The Dallas Police Department may require its entire patrol force to wear body armor to retain federal grant funding, an agency spokesman told POLICE Magazine.
The DPD is considering the mandatory wear policy to continue receiving grants from the National Institute of Justice (NIJ), which are used to purchase armor issued to officers, said Senior Corporal Kevin Janse. The NIJ provides $100,000 annually to the agency for the purchase of ballistic vests. The vest primarily issued to patrol officers is Point Blank's HI-LITE Proformance; however, others are also issued.
Currently, the Dallas PD requires body armor among its specialized units such as SWAT and the gang unit. Patrol officers who assist those units in high-risk operations must also wear their vests.
The NIJ has informed the agency that, "If we're going to supply funds, we expect the officers to wear the vests," Janse said. "In order for us to continue receiving the funds, they're asking us to make it mandatory."
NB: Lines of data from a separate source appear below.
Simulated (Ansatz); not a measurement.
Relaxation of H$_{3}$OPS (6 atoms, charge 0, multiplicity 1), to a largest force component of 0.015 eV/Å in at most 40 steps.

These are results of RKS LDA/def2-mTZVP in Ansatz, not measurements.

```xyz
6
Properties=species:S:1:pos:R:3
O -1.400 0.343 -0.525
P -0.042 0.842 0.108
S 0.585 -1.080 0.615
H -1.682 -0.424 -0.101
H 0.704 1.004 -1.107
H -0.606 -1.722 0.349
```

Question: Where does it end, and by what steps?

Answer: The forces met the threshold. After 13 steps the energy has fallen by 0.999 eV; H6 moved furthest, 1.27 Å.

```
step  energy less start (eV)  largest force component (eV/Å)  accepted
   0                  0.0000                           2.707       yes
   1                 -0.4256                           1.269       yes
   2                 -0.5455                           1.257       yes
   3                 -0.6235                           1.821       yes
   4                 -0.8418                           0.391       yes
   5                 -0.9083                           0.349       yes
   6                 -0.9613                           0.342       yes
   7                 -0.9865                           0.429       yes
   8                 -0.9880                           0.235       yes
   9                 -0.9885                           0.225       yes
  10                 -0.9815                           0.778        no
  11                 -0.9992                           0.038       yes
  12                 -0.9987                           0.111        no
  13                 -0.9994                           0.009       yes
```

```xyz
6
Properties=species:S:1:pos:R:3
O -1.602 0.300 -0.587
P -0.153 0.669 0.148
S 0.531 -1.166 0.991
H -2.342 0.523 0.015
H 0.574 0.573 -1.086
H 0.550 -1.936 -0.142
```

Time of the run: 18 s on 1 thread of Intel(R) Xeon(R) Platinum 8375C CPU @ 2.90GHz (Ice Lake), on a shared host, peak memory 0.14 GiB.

The Dallas PD has given their officers the option to wear the vests. Veteran officers often cite a "comfort issue" for declining to wear the vests. Cadets are custom-fitted with the vests prior to entering the police academy.
"Some of the more senior officers may express displeasure about wearing them," Janse added. "We expect to have some feedback."
The vests can also offer a layer of protection against edged-weapon attacks and blunt-force injuries caused in police vehicle accidents. Most ballistic vests are designed to prevent bullet penetration.
The St. Petersburg (Fla.) Police Department is also considering a mandatory-wear policy, following the line-of-duty death of Officer David Crawford, who wasn't wearing body armor when he was fatally shot by a 16-year-old.
The Dallas Police Department maintains about 3,200 officers on the force.